You have heard of Kalundi Serumanga.
You have heard of the Ugandan terror in the 1970s.
You have definitely heard of Idi Amin.
If all the above is true for you there is a chance Come Good Rain was tailored for you.
George Bwanika Sseremba’s Come Good Rain opened the tenth edition of the Kampala International Theatre Festival at the National Theatre in Kampala.
Bwanika wrote and directed the one-man show. What makes the production special is that it is written out of Bwanika’s life experience, so what he puts on stage and embodies are things that actually happened to him.
The story is that Bwanika was abducted while visiting a friend at Makerere University. Bwanika had just returned to Uganda from Nairobi, where he had exiled himself. It was while there that he met with playwright and later revolutionalist Robert Serumaga.
Unknown to him, their crossing paths would haunt him years later.
When he was captured, his main crime was being seen with Serumaga, and because of that, he was a suspected rebel.
Come Good Rain is a narration that chronicles Bwanika’s life as a child and a series of events that led him into the position he ended up in.
On November 22, he performed a folk song while carrying a lit candle and having Keith Mugenyi, a vocalist and multi-instrumentalist, accompany him. Mugenyi’s strumming of the bow harp and raspy playing of the congas formed a bad for the play’s soundtrack.

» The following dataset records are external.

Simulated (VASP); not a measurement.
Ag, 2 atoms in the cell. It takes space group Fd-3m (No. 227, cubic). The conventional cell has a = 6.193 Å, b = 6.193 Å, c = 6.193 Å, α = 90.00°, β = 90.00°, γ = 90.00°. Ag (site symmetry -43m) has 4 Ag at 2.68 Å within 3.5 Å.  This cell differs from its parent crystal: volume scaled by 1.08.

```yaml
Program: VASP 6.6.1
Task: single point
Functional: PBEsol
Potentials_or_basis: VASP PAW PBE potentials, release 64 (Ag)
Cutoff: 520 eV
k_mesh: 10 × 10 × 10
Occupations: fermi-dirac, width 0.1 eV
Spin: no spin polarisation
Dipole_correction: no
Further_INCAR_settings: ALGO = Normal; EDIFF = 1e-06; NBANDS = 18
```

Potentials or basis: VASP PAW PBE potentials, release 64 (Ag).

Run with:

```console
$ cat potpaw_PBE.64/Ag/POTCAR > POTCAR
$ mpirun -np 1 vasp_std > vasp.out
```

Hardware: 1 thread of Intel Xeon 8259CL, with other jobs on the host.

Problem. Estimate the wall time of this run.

Bwanika is a good storyteller; his power to hold a story and sell it to the audience in detail and in animated ways always gets you feeling in ways you never expected. For instance, at the beginning of the show, talking about his childhood and school experience got the auditorium laughing away, yet when he started diving into his capture and torture, the atmosphere in the auditorium shifts seamlessly, reflecting the emotional journey the audience is taken on.
What makes Come Good Rain truly stand out is Sseremba’s ability to challenge preconceived notions. The audience is presented with a story they believe they know, but through Sseremba’s perspective, it becomes evident that there is much more to the narrative than meets the eye.
Bwanika’s storytelling ability is truly captivating, as he skillfully transitions from humour to the darker aspects of his experience. His unique perspective sheds light on a narrative that we thought we were familiar with, challenging our preconceived notions and leaving us with a deeper understanding of the story. It is through his animated and detailed storytelling that Bwanika is able to evoke unexpected emotions and truly connect with the audience.
In essence, Come Good Rain is more than a play; it’s an exploration of personal history, a challenge to assumptions, and a testament to the power of storytelling, something that continues to shine through the festival.
But besides the good old times of theatre, where people came to watch and experience stories, the show was also heavy for Bwanika. He has put on this particular show more than a hundred times, yet this was the first time he was acting it out in Uganda.
And his mother, whom he mentions a number of times during the show, was in the audience.
That Come Good Rain was happening at the National Theatre, a place he mentions in his narration while talking about Byron Kawadwa’s death was poetic. It is a place celebrating his art but also known for its connection to probably Uganda’s biggest assault on the arts, Kawadwa’s death.
In attendance was Rachel Magoola who in a conversation later mentioned that she is cousins with the star of the day, Bwanika Sseremba. Of course, the National Theatre is close to the Ugandan parliament, where Rachel Magoola, an artist, is also a legislator. Magoola is a singer who joined parliament on behalf of the National Resistance Movement, the ruling party.
The irony is that Magoola is passionate about having policies that regulate and benefit the arts, yet her party, the ruling party, is always coy about independent voices. For instance, on any other day, Bwanika’s play could hardly see the light of day at the auditorium had the events he narrates happened in the current regime.
Sometimes the play easily allows us to create parallels between Bwanika and a number of Ugandans we have read about or know of; for instance, he was picked from a university hall, while others were picked from their homes or places of work.
Namanve was where Idi Amin’s regime executed, or threw bodies of those executed. Every morning, when bullets had been heard the night before, residents around Namanve would visit the forests to check if one of their own had been dumped. In case they found one, they would give them a decent burial.
Bwanika was taken to Namanve, shot multiple times and left for dead. The morning ritual of visiting Namanve to inquire about any cases of torture, murder, or look for dumped bodies in the forest led to his rescue by the villagers. Before him, no one had left Namanve. Not alive.
There is no direct parallel to that, though his escape from Uganda with a fake identity card and passport is poetic and similar. For instance, he says that by the time he reached Kenya, he learned that he had lost his fake identity card, and they threatened to deport him back to Uganda. Bwanika came clean about his torture, showed them his wounds, and just like that, people at the immigration office let him get into Kenya without identification, just like another Ugandan writer lawyer, Kakwenza Rukirabashaija in 2022.